Remember: The choice of tokenization method can significantly impact downstream NLP tasks.

`Example - 1`

In [7]:
text = "This is how tokenization is done to word. This is tokenizatio using NLTK"

# word tokenization 
print(word_tokenize(text))   # output is a list of words
print(sent_tokenize(text))   # output is a list of sentences 

['This', 'is', 'how', 'tokenization', 'is', 'done', 'to', 'word', '.', 'This', 'is', 'tokenizatio', 'using', 'NLTK']
['This is how tokenization is done to word.', 'This is tokenizatio using NLTK']


`Example - 2`

In [8]:
text = "This email is not valid: example@gmail.com"

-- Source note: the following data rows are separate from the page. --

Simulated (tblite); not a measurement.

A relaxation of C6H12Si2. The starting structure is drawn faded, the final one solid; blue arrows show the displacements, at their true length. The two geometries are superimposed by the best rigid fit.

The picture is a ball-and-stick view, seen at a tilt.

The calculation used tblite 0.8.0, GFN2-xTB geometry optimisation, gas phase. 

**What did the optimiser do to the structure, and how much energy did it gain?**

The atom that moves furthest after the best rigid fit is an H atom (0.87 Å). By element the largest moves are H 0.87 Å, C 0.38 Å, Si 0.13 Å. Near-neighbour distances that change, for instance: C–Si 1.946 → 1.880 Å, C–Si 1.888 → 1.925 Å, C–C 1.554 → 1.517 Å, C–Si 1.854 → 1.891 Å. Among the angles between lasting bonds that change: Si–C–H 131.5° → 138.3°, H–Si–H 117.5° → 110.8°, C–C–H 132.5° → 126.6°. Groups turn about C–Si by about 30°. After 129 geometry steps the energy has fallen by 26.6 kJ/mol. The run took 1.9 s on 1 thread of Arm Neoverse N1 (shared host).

print(word_tokenize(text))   

['This', 'email', 'is', 'not', 'valid', ':', 'example', '@', 'gmail.com']


In [9]:
print(text.split())

['This', 'email', 'is', 'not', 'valid:', 'example@gmail.com']


- In the second example you can see the NLTK word tokenizer converts the email to three different tokens'example', '@' and 'gmail.com'. while the split function just returned the whole email as a token.

# Stopwords

- Stopwords also called Function words are words that are mostly use to make sentences grammatically correct. They do not necessarily contribute to the true meaning of the sentence and removing them does not affects the overall context of the sentence.
- NLTK library already has a stopwords API which returns a list of all the stopwords for different languages. Here is an example for the stopwords in English and how you can remove them.

In [10]:
text = "NLTK, or the Natural Language Toolkit, is a treasure trove of a library for text preprocessing. It’s one of my favorite Python libraries. NLTK has a list of stopwords stored in 16 different languages"
text_tokens = word_tokenize(text)

In [11]:
STOPWORDS = stopwords.words('english')
# print(STOPWORDS)        

In [12]:
filtered_sentence = [word for word in text_tokens if not word in STOPWORDS]
print('The text after removal of stopwords: \n')
print(' '.join(filtered_sentence))

The text after removal of stopwords: 

NLTK , Natural Language Toolkit , treasure trove library text preprocessing . It ’ one favorite Python libraries . NLTK list stopwords stored 16 different languages


- Well the output is different from what we gave but you can see that the meaning of the sentence is not lost. We can still somehow manage to understand the sentence.

# Stemming 

- Stemming is essentially just breaking a complex word into its base or root form. To understand stemming it's better if we see the example first - 

In [13]:
stemmer = PorterStemmer()

In [14]:
text = "She was a great Dancer. Her performance was historical"
tokens = word_tokenize(text)

In [15]:
stemmed_words = [stemmer.stem(word) for word in tokens]
print(stemmed_words)

['she', 'wa', 'a', 'great', 'dancer', '.', 'her', 'perform', 'wa', 'histor']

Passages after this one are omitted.